For Roberta, I implemented a version of token classification that outputs the one hot encodings. You can find that here. However, it doesn't work with LLaMA because of optimisations done elsewhere in the code.
This works
class RobertaForMultiLabelTokenClassification(RobertaPreTrainedModel):
_keys_to_ignore_on_load_unexpected = [r"pooler"]
_keys_to_ignore_on_load_missing = [r"position_ids"]
def __init__(self, config):
super().__init__(config)
self.num_labels = config.num_labels
self.roberta = RobertaModel(config, add_pooling_layer=False)
classifier_dropout = (
config.classifier_dropout if config.classifier_dropout is not None else config.hidden_dropout_prob
)
self.dropout = nn.Dropout(classifier_dropout)

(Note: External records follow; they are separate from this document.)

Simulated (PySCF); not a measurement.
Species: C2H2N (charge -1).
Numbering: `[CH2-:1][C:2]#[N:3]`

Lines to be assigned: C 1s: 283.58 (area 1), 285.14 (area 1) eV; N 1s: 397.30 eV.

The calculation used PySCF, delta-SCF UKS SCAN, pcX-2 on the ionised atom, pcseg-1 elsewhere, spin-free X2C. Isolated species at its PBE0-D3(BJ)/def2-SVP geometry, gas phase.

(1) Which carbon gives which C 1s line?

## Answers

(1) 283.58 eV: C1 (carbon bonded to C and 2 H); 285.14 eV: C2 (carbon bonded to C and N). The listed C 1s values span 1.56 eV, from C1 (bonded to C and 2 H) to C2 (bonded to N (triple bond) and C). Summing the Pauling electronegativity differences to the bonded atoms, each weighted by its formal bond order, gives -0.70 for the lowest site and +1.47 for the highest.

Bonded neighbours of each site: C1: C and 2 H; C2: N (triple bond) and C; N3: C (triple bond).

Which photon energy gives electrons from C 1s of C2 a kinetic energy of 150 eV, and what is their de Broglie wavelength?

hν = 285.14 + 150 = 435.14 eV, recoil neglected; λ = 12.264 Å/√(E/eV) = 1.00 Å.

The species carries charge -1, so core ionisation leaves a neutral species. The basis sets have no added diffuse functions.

self.classifier = nn.Linear(config.hidden_size, config.num_labels)
# Initialize weights and apply final processing
self.post_init()
def forward(
self,
input_ids: Optional[torch.LongTensor] = None,
attention_mask: Optional[torch.FloatTensor] = None,
token_type_ids: Optional[torch.LongTensor] = None,
position_ids: Optional[torch.LongTensor] = None,
head_mask: Optional[torch.FloatTensor] = None,
inputs_embeds: Optional[torch.FloatTensor] = None,
labels: Optional[torch.LongTensor] = None,
output_attentions: Optional[bool] = None,
output_hidden_states: Optional[bool] = None,
return_dict: Optional[bool] = None,
) -> Union[Tuple[torch.Tensor], TokenClassifierOutput]:
r"""
labels (`torch.LongTensor` of shape `(batch_size, sequence_length)`, *optional*):
Labels for computing the token classification loss. Indices should be in `[0, ..., config.num_labels - 1]`.
"""
return_dict = return_dict if return_dict is not None else self.config.use_return_dict
outputs = self.roberta(
input_ids,
attention_mask=attention_mask,
token_type_ids=token_type_ids,
position_ids=position_ids,
head_mask=head_mask,
inputs_embeds=inputs_embeds,
output_attentions=output_attentions,
output_hidden_states=output_hidden_states,
return_dict=return_dict,
)
sequence_output = outputs[0]
sequence_output = self.dropout(sequence_output)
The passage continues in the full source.